DNS Lookup
Query DNS records for any domain. Select record types, view TTLs, and get results from Google's public DNS.
What is DNS?
The Domain Name System (DNS) translates human-readable domain names like
example.com into IP addresses that computers use to find each other on
the internet. It's often called the "phone book of the internet." When you visit a
website, your browser queries DNS to find the server's IP address before it can
connect.
Record types explained
- A — Address record
- Maps a domain to an IPv4 address (e.g. 93.184.216.34). This is the most fundamental record type — it's how browsers find where a website is hosted.
- AAAA — IPv6 address record
- The IPv6 equivalent of an A record. Maps a domain to a 128-bit IPv6 address (e.g. 2606:2800:220:1:248:1893:25c8:1946).
- MX — Mail exchange
- Specifies the mail servers responsible for receiving email for the domain. MX records include a priority value — lower numbers have higher priority. When sending email to user@example.com, the sending server queries MX records to find where to deliver.
- TXT — Text record
- Holds arbitrary text data. Commonly used for SPF records (email authentication), DKIM keys, DMARC policies, and domain ownership verification (Google, Microsoft, etc). A single domain can have multiple TXT records.
- CNAME — Canonical name
-
An alias that points one domain to another. For example,
www.example.commight be a CNAME pointing toexample.com. The resolver then follows the chain to find the final A/AAAA record. CNAMEs cannot coexist with other record types at the same name. - NS — Name server
- Specifies the authoritative DNS servers for the domain. These are the servers that hold the definitive DNS records for the zone. When you register a domain, your registrar sets NS records to point to your DNS provider.
- SOA — Start of Authority
- Contains administrative metadata about the DNS zone: primary name server, responsible party's email, zone serial number, and timing parameters for refresh, retry, expire, and minimum TTL.
- PTR — Pointer record
- Maps an IP address back to a domain name (reverse DNS). Used by mail servers to verify the sending server's identity and by network tools for hostname resolution.
What is TTL?
TTL (Time To Live) is the number of seconds a DNS record can be cached by resolvers before they must query the authoritative server again. A low TTL (e.g. 300s / 5 minutes) means changes propagate quickly but generate more DNS traffic. A high TTL (e.g. 86400s / 1 day) reduces queries but means changes take longer to reach all users.
DNS propagation
When you change a DNS record, the update doesn't take effect everywhere instantly. Resolvers worldwide have cached the old record for up to its TTL duration. "DNS propagation" is the time it takes for all caches to expire and pick up the new record. This typically takes anywhere from a few minutes to 48 hours, depending on the old record's TTL and resolver behaviour.

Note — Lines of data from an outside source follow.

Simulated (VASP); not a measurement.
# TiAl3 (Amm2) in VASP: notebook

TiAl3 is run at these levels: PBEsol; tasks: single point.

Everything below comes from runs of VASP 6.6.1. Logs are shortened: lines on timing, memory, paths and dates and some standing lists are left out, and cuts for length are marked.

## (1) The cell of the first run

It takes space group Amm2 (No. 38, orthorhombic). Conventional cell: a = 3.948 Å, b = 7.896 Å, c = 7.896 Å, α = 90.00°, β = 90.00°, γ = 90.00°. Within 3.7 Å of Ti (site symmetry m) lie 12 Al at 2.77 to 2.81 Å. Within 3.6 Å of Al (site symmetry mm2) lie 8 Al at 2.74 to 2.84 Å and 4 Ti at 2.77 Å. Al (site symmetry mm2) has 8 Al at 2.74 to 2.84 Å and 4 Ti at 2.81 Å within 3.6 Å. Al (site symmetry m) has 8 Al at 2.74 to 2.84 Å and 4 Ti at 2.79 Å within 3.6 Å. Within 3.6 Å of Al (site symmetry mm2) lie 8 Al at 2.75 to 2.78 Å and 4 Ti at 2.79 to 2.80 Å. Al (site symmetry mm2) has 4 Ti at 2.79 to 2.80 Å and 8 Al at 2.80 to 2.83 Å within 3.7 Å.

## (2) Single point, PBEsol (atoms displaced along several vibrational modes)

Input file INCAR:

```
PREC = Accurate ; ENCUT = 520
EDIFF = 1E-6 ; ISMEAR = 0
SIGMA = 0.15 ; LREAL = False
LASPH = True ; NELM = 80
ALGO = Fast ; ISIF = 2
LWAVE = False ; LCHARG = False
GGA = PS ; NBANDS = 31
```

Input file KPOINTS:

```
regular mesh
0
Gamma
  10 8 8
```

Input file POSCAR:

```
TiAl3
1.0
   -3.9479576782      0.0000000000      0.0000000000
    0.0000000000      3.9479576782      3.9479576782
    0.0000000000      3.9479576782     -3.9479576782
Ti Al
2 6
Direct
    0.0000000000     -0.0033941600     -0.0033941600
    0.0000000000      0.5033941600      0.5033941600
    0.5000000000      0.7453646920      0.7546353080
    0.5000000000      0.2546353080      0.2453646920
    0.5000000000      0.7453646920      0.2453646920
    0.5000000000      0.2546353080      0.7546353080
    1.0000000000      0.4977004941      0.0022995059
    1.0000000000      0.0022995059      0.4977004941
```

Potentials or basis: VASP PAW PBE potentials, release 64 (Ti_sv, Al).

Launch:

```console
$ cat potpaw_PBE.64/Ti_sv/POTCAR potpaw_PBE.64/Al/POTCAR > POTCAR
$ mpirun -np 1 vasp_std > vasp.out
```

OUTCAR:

To speed up propagation before making changes, lower the TTL in advance (e.g. set it to 60 seconds a day before the migration), make the change, then raise the TTL back to a normal value.
About this tool
This tool queries Google's public DNS over HTTPS API (dns.google).
Results reflect what Google's resolvers see, which may differ slightly from your local
resolver if records were recently changed and caches haven't expired yet.